Onetime Senator James Wolcott Wadsworth Jr. of New York was the plume in the Wet Athene's helmet last week. He cried: "Senator Fess . . . cannot see what is going on in this country. Tears dim his sight. . . . Does the Senator think we can carry Massachusetts, Rhode Island, Connecticut, New York, New Jersey, Ohio, Illinois and a half-dozen other States whose people spoke last week on this question . . . [and] hope to cajole repeal-Republicans, millions of good men & women, into an attitude of complacency concerning the thing they regard as vital?"
President Nicholas Murray Butler of Columbia University, for years the man who has written Wet planks for the Republican platform and for years seen them thrown out, declared: "Senator Fess . . . adds that 'if the Republican party stands for repeal, it might as well say good-day.' . . . My reply is that if the Republican party does not stand for repeal it might as well say goodnight. . . . The elections of November 1930 are the handwriting on the wall."
Representatives Fred Albert Britten of Illinois and Leonidas Carstarphen Dyer of Missouri also cried out against Mr. Fess's leadership. The Wet Republican press re acted even more sharply, and certain arch-Republican editors captioned editorials FESS OUGHT TO GO and THE BLIND SENATOR FROM OHIO. Hearst papers quoted an unnamed Republican leader as saying: "If this split continues there will be a Nationalist party in 1932."

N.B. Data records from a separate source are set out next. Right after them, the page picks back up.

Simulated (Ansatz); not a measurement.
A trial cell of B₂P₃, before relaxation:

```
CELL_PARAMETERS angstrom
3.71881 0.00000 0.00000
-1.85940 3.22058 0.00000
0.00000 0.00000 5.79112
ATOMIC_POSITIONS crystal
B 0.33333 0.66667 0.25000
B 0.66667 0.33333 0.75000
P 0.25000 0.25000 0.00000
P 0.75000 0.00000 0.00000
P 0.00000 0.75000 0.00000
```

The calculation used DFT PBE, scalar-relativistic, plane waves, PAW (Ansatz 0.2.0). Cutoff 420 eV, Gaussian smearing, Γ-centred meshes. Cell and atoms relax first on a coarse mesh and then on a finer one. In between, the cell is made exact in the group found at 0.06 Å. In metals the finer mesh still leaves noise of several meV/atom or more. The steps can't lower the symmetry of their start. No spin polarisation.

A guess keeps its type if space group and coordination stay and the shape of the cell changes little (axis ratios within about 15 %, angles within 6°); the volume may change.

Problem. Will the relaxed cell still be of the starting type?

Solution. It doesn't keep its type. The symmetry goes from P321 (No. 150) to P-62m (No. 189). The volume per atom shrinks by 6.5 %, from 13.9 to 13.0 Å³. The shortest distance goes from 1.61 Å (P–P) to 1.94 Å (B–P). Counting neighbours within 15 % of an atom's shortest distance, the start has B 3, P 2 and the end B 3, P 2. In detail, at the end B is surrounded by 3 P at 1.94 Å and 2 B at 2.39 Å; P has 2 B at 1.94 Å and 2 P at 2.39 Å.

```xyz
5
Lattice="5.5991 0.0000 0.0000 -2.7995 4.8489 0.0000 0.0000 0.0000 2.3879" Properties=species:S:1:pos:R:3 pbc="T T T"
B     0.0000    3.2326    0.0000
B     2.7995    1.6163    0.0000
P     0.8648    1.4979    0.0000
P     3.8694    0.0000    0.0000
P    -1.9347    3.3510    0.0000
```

Fuss-budgety Senator Fess seemed embarrassed. After taking time to discuss and think over his statement, he last week told newsgatherers that he had made it as an individual, not as party spokesman. He said also that his mind was open to modification recommendations from the Wickersham Commission. But he did not retract his theory that the party must not weasel on Prohibition, that it must be Dry.